So with that, the direction that RZA wanted to go in on that album (A Better Tomorrow), everyone didn’t see that direction, and I think you have to have everybody vibe into a project to really make it a successful one. I bought into it as a producer, because I’d seen his vision, I understood, but I guess that’s because I’m a producer, so when I made my tracks for A Better Tomorrow, I made it to gear towards that direction. But, I see what he went through, everybody didn’t see his vision and I remember 8 Diagrams, I was like “I don’t really think so” (laughs).

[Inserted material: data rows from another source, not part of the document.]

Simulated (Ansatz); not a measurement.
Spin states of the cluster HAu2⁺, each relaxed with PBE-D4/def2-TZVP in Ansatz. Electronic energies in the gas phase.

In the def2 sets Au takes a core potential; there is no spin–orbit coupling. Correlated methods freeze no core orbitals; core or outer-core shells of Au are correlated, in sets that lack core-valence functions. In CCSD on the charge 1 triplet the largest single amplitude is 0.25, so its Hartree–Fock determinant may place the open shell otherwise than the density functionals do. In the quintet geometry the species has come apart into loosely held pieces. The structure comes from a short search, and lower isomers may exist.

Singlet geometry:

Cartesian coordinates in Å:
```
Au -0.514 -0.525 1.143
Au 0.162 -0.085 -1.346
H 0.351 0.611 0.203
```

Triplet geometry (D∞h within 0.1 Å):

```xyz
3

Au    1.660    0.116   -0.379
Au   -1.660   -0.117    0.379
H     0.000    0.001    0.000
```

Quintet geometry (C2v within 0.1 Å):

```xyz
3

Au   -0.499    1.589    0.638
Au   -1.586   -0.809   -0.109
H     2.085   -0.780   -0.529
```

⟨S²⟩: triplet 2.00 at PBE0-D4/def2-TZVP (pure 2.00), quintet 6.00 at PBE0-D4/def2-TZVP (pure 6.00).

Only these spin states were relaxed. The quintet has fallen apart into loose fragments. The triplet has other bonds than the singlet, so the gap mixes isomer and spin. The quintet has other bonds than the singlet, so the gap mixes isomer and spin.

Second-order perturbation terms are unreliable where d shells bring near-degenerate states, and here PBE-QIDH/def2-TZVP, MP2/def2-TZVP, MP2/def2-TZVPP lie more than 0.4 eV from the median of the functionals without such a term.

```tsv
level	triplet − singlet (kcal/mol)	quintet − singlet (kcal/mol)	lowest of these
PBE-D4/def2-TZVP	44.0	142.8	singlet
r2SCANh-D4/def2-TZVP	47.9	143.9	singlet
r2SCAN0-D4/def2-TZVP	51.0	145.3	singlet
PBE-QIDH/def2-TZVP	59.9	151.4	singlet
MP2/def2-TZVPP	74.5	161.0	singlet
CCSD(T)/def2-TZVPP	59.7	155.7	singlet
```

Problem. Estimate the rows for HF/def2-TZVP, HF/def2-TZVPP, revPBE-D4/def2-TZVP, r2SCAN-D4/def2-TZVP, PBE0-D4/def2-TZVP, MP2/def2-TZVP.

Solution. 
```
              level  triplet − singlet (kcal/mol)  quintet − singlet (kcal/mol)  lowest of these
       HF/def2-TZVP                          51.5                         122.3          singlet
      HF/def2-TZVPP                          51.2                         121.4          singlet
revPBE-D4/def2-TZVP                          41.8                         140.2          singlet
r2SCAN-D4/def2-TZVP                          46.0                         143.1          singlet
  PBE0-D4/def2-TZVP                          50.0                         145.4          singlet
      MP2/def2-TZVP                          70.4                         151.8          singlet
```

So, it kinda got this myth, but then as time got on, when I actually started really working and buckling down. I decided to really hit a project, which became this project. I alienated myself from music, I listened to only two albums, and that was Enter the Wu-Tang (36 Chambers) and (Dr Dre’s) Chronic 2001. I listened to no more music and just focussed on working and what I was doing, and I just really buckled down to create an album from beginning to end. An actual album, y’know, of great music, and as I started working on it, and getting involved it just became more like “yeah, this is what I’m talking about”. And I’m loving it. I was constantly working on it and perfecting it and, it didn’t happen overnight. It took time, because I would listen and listen and figure out what needs to be fixed, what needs to be tweaked, what needs to be added, what needs to be changed, this bass line isn’t strong enough, gotta do another bass line, or add a string, or… So I was just determined to make a complete album, and that was my whole drive. Just to show the world what I can do. So I kinda lost sight of the whole thing, of the fact that the RZA first asked me to do the Wu-Tang album and I wasn’t ready, I guess I became ready. It happened naturally.

Wow. Amazing. RZA is listed as an executive producer however, what was his role during the process?

Uhhh (laughs), RZA was the executive producer part. He came in when I needed him as an artist, he played his part as an artist. And as I said, I was so much in a drive, in a zone, I didn’t think about it till after the project was good. I remember we were doing an interview, and he was asked a question like, “how hard was it to not step on Mathematics’ toes and take over?” And he said he didn’t have a problem with it, you know he came in as an artist, and he did it. And I had to think about it like “yeah, he actually did”. He came in, he took direction, he did what was needed of him, and he never tried to change or alter anything.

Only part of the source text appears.